The two-state solution means Palestine’s destruction, so why does Jeremy Corbyn support it?

Jeremy Corbyn has been under pressure to adopt the IHRA definition

If Jeremy Corbyn really cares about Palestine why does he keep talking about a two-state solution, asks Roshan Muhammed Salih.

The vast majority of Palestinians I know think that the two-state solution to the Israel-Palestine conflict is dead. Religious Palestinians think it’s dead; secular Palestinians think it’s dead; even many of those who publicly support it because they’re part of the “peace process industry” will privately admit it’s dead.

What’s more, a majority of Israelis think it’s dead, including members of the cabinet.

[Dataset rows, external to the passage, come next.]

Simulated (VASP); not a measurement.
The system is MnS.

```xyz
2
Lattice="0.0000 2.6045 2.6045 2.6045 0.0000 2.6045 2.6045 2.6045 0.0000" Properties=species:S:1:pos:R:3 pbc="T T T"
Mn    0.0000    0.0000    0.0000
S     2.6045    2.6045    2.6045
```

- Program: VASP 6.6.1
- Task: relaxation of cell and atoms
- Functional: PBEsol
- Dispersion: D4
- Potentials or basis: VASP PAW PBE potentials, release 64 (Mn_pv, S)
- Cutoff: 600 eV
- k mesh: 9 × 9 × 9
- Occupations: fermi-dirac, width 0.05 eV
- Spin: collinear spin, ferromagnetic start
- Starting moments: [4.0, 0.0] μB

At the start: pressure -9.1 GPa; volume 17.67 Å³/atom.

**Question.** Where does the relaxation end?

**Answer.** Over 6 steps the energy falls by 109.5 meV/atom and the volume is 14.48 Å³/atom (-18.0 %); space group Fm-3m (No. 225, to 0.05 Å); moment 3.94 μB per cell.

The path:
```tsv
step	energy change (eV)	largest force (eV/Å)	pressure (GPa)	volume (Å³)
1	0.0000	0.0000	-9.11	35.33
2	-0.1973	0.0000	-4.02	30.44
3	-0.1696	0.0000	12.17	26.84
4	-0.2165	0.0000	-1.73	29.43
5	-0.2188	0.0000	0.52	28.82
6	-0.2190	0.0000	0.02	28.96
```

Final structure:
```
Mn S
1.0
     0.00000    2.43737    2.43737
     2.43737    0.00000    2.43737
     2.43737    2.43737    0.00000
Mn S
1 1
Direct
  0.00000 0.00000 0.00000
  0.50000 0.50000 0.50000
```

Since the Oslo Accords of 1993 the “peace process” and the “two-state solution” have been the mantras of the so-called international community which has lamentably failed to deliver either. A mythical peace deal would include a demilitarised Palestinian state; an Israeli withdrawal to pre-1967 lines with territorial swaps; repatriation of 100,000 Palestinian refugees; west Jerusalem as Israel’s capital and east Jerusalem as Palestine’s capital; the Old City’s Jewish Quarter and Western Wall under Israeli sovereignty, and Muslim and Christian quarters and the Haram al Sharif under Palestinian sovereignty.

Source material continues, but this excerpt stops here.